Adaptation and mitigation are two responses to climate change.
Adaptation refers to actions we take to avoid the negative consequences of hotter, dryer, more extreme climate.
Mitigation refers to efforts to reduce or prevent greenhouse gas emissions and is a response to the causes of climate change.
Local farmers who have taken up "regenerative agricultural" or "holistic" practices may simply be adopting practices that are better suited to Australia. But rising temperatures and prolonged drought may mean more farmers take up these practices as effective ways to adapt to the changing climate.
In Armidale, we want sun to pour into our homes through north facing windows in winter, but not in summer.
Extending roof eaves is a way to adapt to the earlier heat we have been experiencing in spring, by cutting out direct sunlight from the north earlier as the sun moves higher in the sky.
Locally, switching from a wood heater to a reverse cycle heat pump helps mitigate climate change, particularly if the electricity needed is generated from renewable energy.
Not burning wood mitigates climate change in two ways, first by retaining the carbon stored in the wood and second by not releasing potent greenhouse gas emissions such as methane and nitrous oxide.
If the transition slows tree cutting and clearing, that is another benefit by retaining carbon stored in the trees but also supporting biodiversity.
City to Soil is a local mitigation project. By composting food waste and recycling it into good soil rather than sending it to landfill, we significantly lower methane emissions.
By composting food waste and recycling it into good soil rather than sending it to landfill, we significantly lower methane emissions.
In some parts of the world, as wood becomes scarce, a person might adapt by switching to a solar cooker. That, in turn, means less greenhouse gas emissions, hence mitigation.
Reducing meat consumption, halting land clearing, reforestation, walking and biking instead of using a car, pulling curtains on winter nights are all local actions that will help adapt to and mitigate climate change.
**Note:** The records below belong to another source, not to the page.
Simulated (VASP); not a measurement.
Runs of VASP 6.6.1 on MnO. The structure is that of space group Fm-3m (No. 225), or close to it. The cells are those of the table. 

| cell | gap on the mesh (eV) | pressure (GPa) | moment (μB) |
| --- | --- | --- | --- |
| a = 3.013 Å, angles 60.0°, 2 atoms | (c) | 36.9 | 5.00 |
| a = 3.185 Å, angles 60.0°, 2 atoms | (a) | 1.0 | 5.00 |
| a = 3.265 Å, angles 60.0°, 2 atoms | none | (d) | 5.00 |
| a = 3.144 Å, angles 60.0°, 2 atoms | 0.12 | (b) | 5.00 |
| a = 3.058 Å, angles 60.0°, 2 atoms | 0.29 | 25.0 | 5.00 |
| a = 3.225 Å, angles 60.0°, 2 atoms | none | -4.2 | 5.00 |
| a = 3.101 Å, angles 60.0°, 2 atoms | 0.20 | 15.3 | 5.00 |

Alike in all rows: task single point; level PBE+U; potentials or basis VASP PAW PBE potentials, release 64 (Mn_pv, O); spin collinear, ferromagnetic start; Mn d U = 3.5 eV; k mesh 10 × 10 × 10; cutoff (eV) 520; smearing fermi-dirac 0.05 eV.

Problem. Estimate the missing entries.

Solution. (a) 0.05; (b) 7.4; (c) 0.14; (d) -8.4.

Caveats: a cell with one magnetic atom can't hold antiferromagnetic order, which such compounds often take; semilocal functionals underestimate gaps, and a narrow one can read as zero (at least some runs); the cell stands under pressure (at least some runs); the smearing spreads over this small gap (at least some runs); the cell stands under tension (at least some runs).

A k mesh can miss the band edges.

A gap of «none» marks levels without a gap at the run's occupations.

The book, Drawdown by Paul Hawken, and the film 2040 by Damon Gameau, go a step further by recognising we also need to find ways to withdraw greenhouse gases from the atmosphere.
Increasing carbon in our soils, planting more trees, and developing ocean farming are some of the many effective ways to draw down carbon from the atmosphere, thus lowering the blanket of greenhouse that are reflecting heat back onto the earth.